Originally posted by virva
Hmm... I tried it, but it doesn't work, at least not like this:
Okay, I have a bit more information now, and can give a simpler answer. Since only one anchor entity can have a given name (and I'm guessing that anchor Työtehtävät doesn't have any other attributes), the pattern can be simplified:
'#<a name="työtehtävät">(.*)<a name="kelpoisuusehdot">#is'
Note that this assumes that the two tags are exactly <a name="työtehtävät"> and <a name="kelpoisuusehdot"> (apart from maybe using upper case letters). If either tag has other attributes following the name, then putting a [>]* before the corresponding > will take care of them.
Be aware also that it doesn't keep the <a> tags themselves. If you do want those as well, move the () outwards to enclose them, also (just keep them inside the ##).

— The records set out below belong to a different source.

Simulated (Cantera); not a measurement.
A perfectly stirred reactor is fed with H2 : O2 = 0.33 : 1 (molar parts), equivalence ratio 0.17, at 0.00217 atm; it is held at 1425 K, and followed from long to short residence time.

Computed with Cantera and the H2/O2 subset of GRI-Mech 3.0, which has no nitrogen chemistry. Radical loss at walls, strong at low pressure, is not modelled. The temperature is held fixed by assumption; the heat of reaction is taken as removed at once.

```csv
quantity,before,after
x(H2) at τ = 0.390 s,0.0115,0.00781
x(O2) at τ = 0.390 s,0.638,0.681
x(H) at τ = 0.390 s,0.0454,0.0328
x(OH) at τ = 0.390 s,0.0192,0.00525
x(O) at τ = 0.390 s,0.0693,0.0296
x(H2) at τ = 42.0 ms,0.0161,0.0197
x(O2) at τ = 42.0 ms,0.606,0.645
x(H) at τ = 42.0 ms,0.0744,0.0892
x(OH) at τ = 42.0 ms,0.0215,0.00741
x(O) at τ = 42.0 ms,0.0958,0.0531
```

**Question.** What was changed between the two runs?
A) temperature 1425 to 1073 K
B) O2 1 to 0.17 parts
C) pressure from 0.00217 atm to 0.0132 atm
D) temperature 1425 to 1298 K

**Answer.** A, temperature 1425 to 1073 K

One last thing - this will only match if the entire thing you're wanting to match (tags included) is read as part of a single 4096-byte chunk (because of the way you're reading the page in). Instead of testing each chunk separately, concatenate them as you read them, and then test the concatenated string; with each chunk you test the entire page you've read so far. If the pattern is in the page, then eventually it will be in the string (even if it spreads across more than one chunk). To do that it's just a matter of replacing $html = with $html .=. Oh, and replacing fgets() with fread() might speed things up a bit, 'cos it won't keep stopping on every newline character.